The impact on many small business owners however will be very significant indeed. For an owner/director of their own limited company drawing say £40,000 net income per annum they will be over £1,500 per annum worse off from April 2016 as a result of this dividend tax. That is nearly 4% of their net income which the chancellor will be taking from them, every year.
Let's not forget too that this is double tax hit for these small business owners. The company will also pay corporation tax on the profits before they are distributed as dividends. I can't help thinking that this is a way of raising revenue from a group who as a rule tend not to protest but roll their sleeves up and get on with it. A classic 'stealth tax' where a small group will be seriously affected but unlike with tax credits, the people affected are, wrongly in my view, perceived to be wealthy, and will draw little public sympathy.
Drawing £40,000 net per annum is not untypical for many business owners. Personal drawings above this level are taxed at higher rate so are less attractive and in any event, many entrepreneurs want to retain any surpluses in their business, as contingency or to fund growth. In leaner times, many of those affected by this tax will have forgone any income at all in an attempt to sustain their businesses. The chancellor has now seen fit to impose a new tax on income from their 'risk' capital which will hit small business owners very hard.

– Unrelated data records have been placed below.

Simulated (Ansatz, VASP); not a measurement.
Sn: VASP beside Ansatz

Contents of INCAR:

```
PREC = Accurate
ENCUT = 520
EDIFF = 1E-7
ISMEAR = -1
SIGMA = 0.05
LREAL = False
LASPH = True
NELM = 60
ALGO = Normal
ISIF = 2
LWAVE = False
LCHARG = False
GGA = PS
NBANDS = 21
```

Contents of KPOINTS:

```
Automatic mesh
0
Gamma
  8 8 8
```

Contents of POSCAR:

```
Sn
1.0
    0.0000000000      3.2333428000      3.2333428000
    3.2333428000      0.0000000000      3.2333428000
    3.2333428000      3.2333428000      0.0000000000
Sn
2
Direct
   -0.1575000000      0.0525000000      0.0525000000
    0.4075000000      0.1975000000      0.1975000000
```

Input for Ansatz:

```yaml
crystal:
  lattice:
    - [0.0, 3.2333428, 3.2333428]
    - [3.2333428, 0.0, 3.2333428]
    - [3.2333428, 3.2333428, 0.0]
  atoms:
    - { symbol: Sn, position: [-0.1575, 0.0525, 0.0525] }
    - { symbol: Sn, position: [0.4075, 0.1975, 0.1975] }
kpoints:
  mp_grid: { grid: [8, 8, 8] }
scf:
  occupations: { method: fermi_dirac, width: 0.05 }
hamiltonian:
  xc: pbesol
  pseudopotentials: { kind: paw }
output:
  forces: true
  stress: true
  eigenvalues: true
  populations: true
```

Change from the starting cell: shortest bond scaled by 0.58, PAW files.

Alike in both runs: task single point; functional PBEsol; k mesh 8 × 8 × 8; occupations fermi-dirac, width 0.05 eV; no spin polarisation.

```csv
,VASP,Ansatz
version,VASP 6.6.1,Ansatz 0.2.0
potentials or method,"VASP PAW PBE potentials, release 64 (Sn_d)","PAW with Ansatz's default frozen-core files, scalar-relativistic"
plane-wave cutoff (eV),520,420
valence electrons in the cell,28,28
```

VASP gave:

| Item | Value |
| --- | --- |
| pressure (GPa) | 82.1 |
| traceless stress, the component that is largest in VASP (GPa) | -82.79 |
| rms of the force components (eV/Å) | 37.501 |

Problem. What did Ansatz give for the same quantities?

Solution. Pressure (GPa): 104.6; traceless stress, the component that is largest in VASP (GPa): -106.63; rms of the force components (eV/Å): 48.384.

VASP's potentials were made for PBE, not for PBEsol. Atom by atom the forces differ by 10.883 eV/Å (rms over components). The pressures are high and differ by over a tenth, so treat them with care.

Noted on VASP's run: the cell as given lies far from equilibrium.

This is one of those taxes where the effect is not immediate but I believe will have a material impact on the household incomes of small business owners and on their businesses, when it starts to bite. The tax starts in the next tax year 2016/17. It will be collected via personal tax returns and will not be payable until January 2018. As well as the dividend tax due, taxpayers will need to pay a further 50% 'on account' for tax year 2017/18. So it will perhaps be from Autumn 2017 to January 2018, as tax returns are finalised for the previous tax year, when some business owners will realise how much they are going to have to stump up.
If they have not already made provision for the tax or have savings to draw on, they will have a choice of tightening their household budgets or drawing more from their businesses to pay the tax. Either way, I believe a small, hard working, enterprising group, exactly the people the chancellor supposedly wants to help, have been targeted unfairly by this tax. The government will point to positive measures like the planned reduction in corporation tax rates and the increase in the employment allowance which underline there 'business friendly' credentials. For owners of smaller limited companies, with modest profits and no other employees, where these changes deliver less benefit or do not apply, they will not compensate for the adverse impact of the new dividend tax.
Our focus now as business advisors will be to help our clients plan for this new tax and to take steps to mitigate the impact where possible.
The summer budget received a broad thumbs up from small business groups when introduced earlier this year. Now that the dust has settled it is becoming clearer that for owners of the smallest limited companies, they will be significantly worse off as a result of the new dividend tax.